There were warnings of strong winds, but we rarely get what is promised. I finished my shower. John got caught in the bathroom without windows or lights. I opened the door so he could see to get out. The generator kicked in, giving us electricity for the water pump, the microwave, and lights in several rooms. I ran out in the rain to check the gauge on the propane tank. We had no idea how much could be used if the power were out a long time.
Meanwhile, the wind roared and whistled. John left to keep two doctors’ appointments. I found the wind very unsettling. It was hard to think of anything but the sound of the wind. There was a crash on the screened porch as a glass candle holder exploded when it hit the floor. I picked up the pieces, not that they would be blown about like shrapnel. The bird feeder crashed on the bedroom deck. I put on a raincoat and rigged it up at a lower level, and the birds flocked to it. Stripping and remaking the guest bed seemed a good idea in case anyone needed to stay with us. I almost slipped on the kitchen floor and found water there. Somehow the fountain pump reversed itself, pumping water out of the container instead of inside it. What a mess! It seemed prudent to fill wastebaskets with water for the toilet and pitchers with drinking water. Back in the bedroom, I glanced out and saw the most brilliant rainbow I’d ever seen. An hour later there was another one, not so bright, but lying under the mountain. Only one photo showed a semblance of its brilliance.
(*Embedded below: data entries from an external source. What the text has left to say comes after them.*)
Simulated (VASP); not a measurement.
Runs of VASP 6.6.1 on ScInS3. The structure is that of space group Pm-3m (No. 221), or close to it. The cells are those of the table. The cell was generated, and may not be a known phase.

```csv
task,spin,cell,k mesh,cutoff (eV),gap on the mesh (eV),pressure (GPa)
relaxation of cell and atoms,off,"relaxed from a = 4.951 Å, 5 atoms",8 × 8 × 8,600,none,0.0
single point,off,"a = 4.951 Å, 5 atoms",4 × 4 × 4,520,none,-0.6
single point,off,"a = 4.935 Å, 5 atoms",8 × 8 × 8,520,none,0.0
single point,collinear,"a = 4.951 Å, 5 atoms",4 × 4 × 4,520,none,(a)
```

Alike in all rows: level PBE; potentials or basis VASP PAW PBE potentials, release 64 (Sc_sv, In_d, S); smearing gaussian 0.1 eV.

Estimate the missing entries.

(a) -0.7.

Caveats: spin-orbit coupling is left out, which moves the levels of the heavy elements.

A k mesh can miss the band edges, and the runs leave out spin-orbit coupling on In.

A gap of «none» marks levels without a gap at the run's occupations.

The wind continued its blustery mayhem. I pricked up my ears at sounds from the garage area. I was about to investigate when I heard a greeting from son $. He was here to visit before keeping an appointment in town.
We thought there would be rain all day. Instead, there was blue sky with white clouds scudding to the northeast. The shadows on the mountain slithered up and down the slopes, making a landscape that changed second by second. Sometimes it looked like dinosaurs chasing each other.